Posted by Kate Phizackerley on 15:15

My first software was published 25 years ago. Off an on I have been designing software ever since, or sometimes acting as the design guru in a broader development team.

One thing I have learned well is that some things are easy to change later; some are really hard.  A real design master might cost you 10% more upfront, but save you a fortune in the long term.  Badly designed software may need to be scrapped in 5 years; software with a great design may be useful for 20 or 30 years while you amend it to your changing needs.  The financial impact can be major.

A crystal ball would help.  Few of us have one.  Instead it's a case of understanding the key assumptions built in to the software and either eliminating them or being certain they are assumptions which will stand the test of time.

Platform or language is a common assumption for example.  Some Cobol programs from the 70s lasted well in to the 21st century because they were modular and key modules could be retained and wrapped in something else.  The assumption of Cobol Forever had been resisted in the original design and the possibility of change allowed for.

All too often senior management doesn't understand software development. Their focus is on meeting budget now.  It's the ultimate in short-termism.  It's likely possible but the long-term costs to the business could be huge. A skilled designer should be able to swap between technical meetings and the board room where she can explain the trade off between modest savings today and massive additional cost five years down the track.

The rest of the board needs to find such an expert ... And then listen to her.
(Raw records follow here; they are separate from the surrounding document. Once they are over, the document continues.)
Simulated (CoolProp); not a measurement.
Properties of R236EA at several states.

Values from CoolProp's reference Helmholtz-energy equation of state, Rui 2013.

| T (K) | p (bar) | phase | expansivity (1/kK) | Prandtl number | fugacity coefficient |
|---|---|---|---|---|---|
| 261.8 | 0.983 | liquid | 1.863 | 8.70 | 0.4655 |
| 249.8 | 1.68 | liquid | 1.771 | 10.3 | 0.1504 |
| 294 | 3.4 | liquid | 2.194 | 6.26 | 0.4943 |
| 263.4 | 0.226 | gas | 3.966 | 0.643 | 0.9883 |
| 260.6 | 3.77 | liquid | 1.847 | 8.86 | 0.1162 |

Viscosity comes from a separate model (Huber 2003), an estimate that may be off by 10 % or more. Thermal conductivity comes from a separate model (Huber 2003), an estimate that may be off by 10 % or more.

Posted by Kate Phizackerley on 23:20

I have written before about presentation skills and presence and how to improve one's abilities.  A further suggestion is to read directors' commentaries on DVDs.  For instance I have recently watched and listened to many of Joss Whedon's commentaries on the Buffy the Vampire Slayer.  It's interesting how he sets up shots, creates a mode, draws viewers attention to various points.  Now lightng schemes might not have much relevance to business presentations, but the discipline of thinking about how you wish the audience to react is transferrable.